Monday, December 30, 2013

Panetti Corrects Me on 'Frozen'

My frequent movie companion and girlfriend - who's seen close to two thirds of the movies that I've gone to see this year - had one major bone to pick with me: I did not like Frozen enough. After many a bristled debate over whether or not the latest Disney animated film is the best movie of 2013 (she thinks it is, I very much do not), I have given her her very own platform. Probably should be noted that Panetti is a graphic designer with a habit for animated movies. It was her childhood dream to animate for Disney. Keep this in mind as she delves into long passages about the inner workings of animation procedure. Without further ado, here is Taylor Panetti's case for Frozen as her favorite movie of the year.

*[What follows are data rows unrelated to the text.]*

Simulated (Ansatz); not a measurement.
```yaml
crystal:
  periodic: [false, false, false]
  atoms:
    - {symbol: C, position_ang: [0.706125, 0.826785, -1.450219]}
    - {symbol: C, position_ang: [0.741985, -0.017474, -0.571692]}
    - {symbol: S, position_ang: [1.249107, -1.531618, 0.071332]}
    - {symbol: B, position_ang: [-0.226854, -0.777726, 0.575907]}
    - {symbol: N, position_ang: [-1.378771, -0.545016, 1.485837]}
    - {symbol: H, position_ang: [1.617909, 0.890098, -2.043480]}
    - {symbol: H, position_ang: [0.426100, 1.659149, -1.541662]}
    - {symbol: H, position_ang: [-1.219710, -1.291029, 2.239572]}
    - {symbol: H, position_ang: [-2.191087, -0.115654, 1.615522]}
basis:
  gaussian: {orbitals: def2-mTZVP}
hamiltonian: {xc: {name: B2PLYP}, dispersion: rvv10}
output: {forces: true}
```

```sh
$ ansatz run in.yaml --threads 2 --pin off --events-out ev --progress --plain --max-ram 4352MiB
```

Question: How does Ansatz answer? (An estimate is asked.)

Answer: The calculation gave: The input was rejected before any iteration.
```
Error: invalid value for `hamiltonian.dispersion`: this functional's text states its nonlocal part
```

TAP: Simply put, the greatest thing about Frozen is how much it deviates from the typical Disney Princess story. Actually, these deviations started in 2010 with the underrated Tangled and continued through with 2012's Brave (although technically a Pixar movie, but for the sake of argument, I'm lumping it in with Disney for obvious reasons). The studio began to explore new relationship dynamics, stepping away from Prince Charming and to some extent, even making fun of themselves and their Princess formula.

Frozen is the first sibling relationship to be explored so thoroughly by Disney. Yes, plenty of Disney movies have had siblings, but they have never been the focus. And they're sisters! Win for the feminists! Well, sort of... Neither Anna nor Elsa are incredibly dynamic characters on their own; Anna is the quirky, naive do-gooder younger sister while Elsa is the moody, conflicted older sister. However, combined I think they do cover the duality missing from almost all female characters in mainstream media - especially Disney. But their relationship is what defines the entire movie.

It's also important to point out that this is one of really only two Disney movies (Brave being the first) that has a story revolving around two female figures -neither of whom are wholly good or evil, but simply human- in which one female is essentially rescuing the other. But don't be mistaken, neither woman fits into the stereotypical 'damsel in distress' Disney is so fond of turning its princesses into and neither need a man to save them. In fact, all the male characters in this movie are in place to assist the sisterly bond.

With the emphasis being on the sister relationship, Prince Charming gets pushed out of this story. And good riddance! Disney even goes so far as to make fun of the P.C. archetypes. The character of Hans, who is everything Prince Charming should be (you know, a charming prince) turns out to be a power hungry jerk. You could poke a hole in this argument by suggesting that Kristoff is in reality the P.C. of Frozen, and you'd be kinda right. But even then, Kristoff is still a refreshing deviation from the usual P.C.; he's blue collar, brusque and flawed with an un-princely physique (so essentially a real man, amirite?). But even if Kristoff is our P.C., his relationship with Anna is not what takes center stage in this movie.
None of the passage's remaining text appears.